13 States That Tax Social Security Benefits
Are Social Security benefits taxable? You better believe it. Uncle Sam taxes up to 85% of your benefits, depending on your income, and several states tack on a state tax of their own. Vermont, for one, treats Social Security benefits the same way as the feds. Other states tax Social Security benefits only if income exceeds a state-specified threshold. For example, Connecticut taxes Social Security benefits if your income tops $50,000, or $60,000 if you're married and file taxes jointly.
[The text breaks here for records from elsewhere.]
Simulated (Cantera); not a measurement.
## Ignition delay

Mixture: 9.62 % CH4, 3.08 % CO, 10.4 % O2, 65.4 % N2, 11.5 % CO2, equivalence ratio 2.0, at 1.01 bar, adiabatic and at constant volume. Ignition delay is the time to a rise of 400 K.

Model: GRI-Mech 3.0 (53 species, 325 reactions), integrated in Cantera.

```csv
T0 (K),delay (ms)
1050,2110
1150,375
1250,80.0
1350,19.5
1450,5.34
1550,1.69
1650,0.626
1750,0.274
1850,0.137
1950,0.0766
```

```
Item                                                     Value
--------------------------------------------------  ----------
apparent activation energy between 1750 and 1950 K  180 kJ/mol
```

A tax on Social Security doesn't necessarily make a state unsuitable for retirement. North Dakota, one of the 13 states that taxes Social Security, actually ranks as a tax-friendly state for retirees. Weigh all state taxes including other income taxes, sales taxes, property taxes, estate taxes and inheritance taxes, not to mention available tax breaks for seniors, to get a complete retirement tax picture.
Take a look at the 13 states that tax Social Security benefits.
Colorado
State Taxes on Social Security: For beneficiaries younger than 65, up to $20,000 of Social Security benefits can be excluded, along with other retirement income. Those 65 and older can exclude benefits and other retirement income up to $24,000. Also, Social Security income not taxed by the federal government is not added back to adjusted gross income for state income tax purposes.
Sales Tax: 2.9% state levy. Localities can add as much as 8.3%, and the average combined rate is 7.50%.